I have a soft spot for the myth and romance of the open road even though I dislike driving. Fortunately, that shouldn’t be a problem. When Rebecca and I talk about the road trips we’ll take some day, we have both agreed that she will be the one behind the wheel. My job will then be navigation, dumb-joke telling, choosing the music, and changing the music when she’s not in the mood for punk rock.
So far, this is all in the realm of the hypothetical. The reality of our travels has been flying or taking the train to our destination then getting around either by public transportation or on foot. All of our trips have been quite enjoyable, but they don’t exactly evoke the spirit of Kerouac.

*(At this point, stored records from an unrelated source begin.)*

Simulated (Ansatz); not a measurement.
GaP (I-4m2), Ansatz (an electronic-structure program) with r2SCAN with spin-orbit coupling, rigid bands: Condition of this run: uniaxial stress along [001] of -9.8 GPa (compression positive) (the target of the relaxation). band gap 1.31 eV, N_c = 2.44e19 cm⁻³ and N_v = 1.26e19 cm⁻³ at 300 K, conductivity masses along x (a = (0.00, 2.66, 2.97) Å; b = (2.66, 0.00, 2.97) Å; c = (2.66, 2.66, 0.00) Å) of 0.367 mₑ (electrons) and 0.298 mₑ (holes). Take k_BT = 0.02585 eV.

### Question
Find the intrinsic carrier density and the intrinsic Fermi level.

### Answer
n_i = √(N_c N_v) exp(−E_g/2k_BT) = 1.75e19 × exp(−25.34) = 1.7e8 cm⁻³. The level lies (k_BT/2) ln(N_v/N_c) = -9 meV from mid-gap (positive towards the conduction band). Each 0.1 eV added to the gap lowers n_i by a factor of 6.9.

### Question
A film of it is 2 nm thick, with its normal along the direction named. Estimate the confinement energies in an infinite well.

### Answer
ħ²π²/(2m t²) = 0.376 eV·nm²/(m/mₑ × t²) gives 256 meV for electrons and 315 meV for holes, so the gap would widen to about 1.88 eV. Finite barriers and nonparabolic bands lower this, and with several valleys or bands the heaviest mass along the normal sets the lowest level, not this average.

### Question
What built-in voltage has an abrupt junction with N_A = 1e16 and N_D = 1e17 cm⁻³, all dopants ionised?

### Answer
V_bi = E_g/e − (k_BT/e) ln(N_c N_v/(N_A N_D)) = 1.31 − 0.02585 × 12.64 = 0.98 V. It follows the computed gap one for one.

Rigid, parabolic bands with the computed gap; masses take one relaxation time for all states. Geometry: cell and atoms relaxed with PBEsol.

In the meantime, I try to make do with my imagination and my daily commute. There are over 80 miles round trip so you would think that would give my brain something to chew on. And it does in large part. Commute time is decompression time. My mind wanders off to wherever it feels the urge to go so even if I’ve had a stressful day, I step off at my stop at 24th and Guerrero feeling relatively sane. It’s a bit like spending a couple of hours in a bar minus the liquor.
One thing my commute cannot do is simulate a road trip. This is strange because it has all the basic ingredients: a road, a vehicle, and motion. The only thing missing is what’s required for any adventure: the unknown. Day in and day out, the bus follows the exact same route from San Francisco to San Jose and back. Even the lane the bus is in on a given stretch of highway differs very little.
I don’t want to believe that it’s all so predictable. I even went so far as to blog about how it’s impossible to truly know the world around us because of all the details even the keenly observant can miss and how things change over time. My argument was not completely without merit, but there was an element of bullshit to it as well. It was like saying we cannot know what a beach is because we have not memorized every grain of sand and that the tides and crashing waves can move some of that sand around. I’m sure there’s a name for this logical fallacy. Something involving a forest and trees, I imagine.
So the reality of my commute does not lend itself well to this brand of make-believe I wish to impose upon it. It doesn’t need to. It has its own surreal quality. It is a piece of conduit connecting my home and work life, but it a part of neither. I exist on the bus, but I serve absolutely no purpose there. There are other people riding with me, but interaction with them is not expected or even appreciated. We have our laptops and smartphones to keep us amused and we all just stick to those.
This is fine by me. I’m not one of those people who is constantly bemoaning how technology alienates us from our fellow human being. I’m old, older than most of the technology they’re talking about, and have felt at least a little bit alienated my entire life. Yeah, I’ll put down my phone, but it sure as hell won’t be so I can find out what the guy watching “Friends” on his laptop in the seat in front of me has to say about life.
Instead, I’ll turn my focus inward. It’s an appropriate move here on the bus and I’m good at it. Maybe I’ll find the road I’m looking for to while away the time.